The sharp decline in housing approvals in Western Australia during the past 18 months has raised concerns about the health of the state’s rental market and worsening housing affordability.
Despite tight rental markets, overall building approvals remained flat in August, with approvals for detached houses in WA falling 8.7 per cent to 1,338 and apartment approvals increasing 55.2 per cent to 388, according to Australian Bureau of Statistics figures released last week.
Housing Industry Association executive director WA, Sheryl Chaffer, said any downturn in the availability of residential dwellings was likely to have consequences for the tight rental market and housing affordability.
The HIA expects detached housing approvals will continue their downward spiral for the rest of 2007.
“Housing approvals overall will either stabilise or drop in the coming months. Detached housing is dropping and this will likely continue through to the end of the year,” Ms Chaffer said.
“People are hesitating buying new homes.”

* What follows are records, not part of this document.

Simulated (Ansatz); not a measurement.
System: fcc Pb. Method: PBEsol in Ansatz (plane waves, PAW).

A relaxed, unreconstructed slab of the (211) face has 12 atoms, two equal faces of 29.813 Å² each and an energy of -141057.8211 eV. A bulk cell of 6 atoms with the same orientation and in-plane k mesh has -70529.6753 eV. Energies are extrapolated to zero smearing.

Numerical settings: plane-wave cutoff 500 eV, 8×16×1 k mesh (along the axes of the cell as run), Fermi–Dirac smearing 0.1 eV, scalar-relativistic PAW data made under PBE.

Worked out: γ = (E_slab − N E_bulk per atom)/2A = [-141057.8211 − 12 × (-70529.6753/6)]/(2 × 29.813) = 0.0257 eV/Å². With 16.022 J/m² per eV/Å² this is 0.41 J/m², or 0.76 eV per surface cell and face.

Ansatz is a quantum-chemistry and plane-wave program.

Ms Chaffer said the strong rise in apartment approvals during August was not related to the fall in detached housing approvals, as the figures were affected by large multi-unit apartment projects coming on stream at one time.
Although a clear trend in apartment approvals could not be determined, Ms Chaffer said there was probably some recovery ahead for the sector as the percentage of apartments within total dwellings had dropped.
The monthly trend in building approvals in August fell by 3.4 per cent in Tasmania, 2 per cent in WA, 0.9 per cent in New South Wales, and 0.8 per cent in the Australian Capital Territory.
Approvals were up by 0.3 per cent in South Australia, 0.5 per cent in Queensland, 0.9 per cent in the Northern Territory, and 2.5 per cent in Victoria.
Meanwhile, the Urban Development Institute of WA expects an increase in the number of land titles in the coming months, with more land under construction in the June quarter of 2007 compared with the two previous quarters.
The UDIA’s June quarter statistics showed a significant recovery in the sale of land following supply constraints in 2006.
UDIA chief executive Debra Goostrey said more affordable land, combined with pent-up demand, would lead to increasing market activity in the next six to 12 months.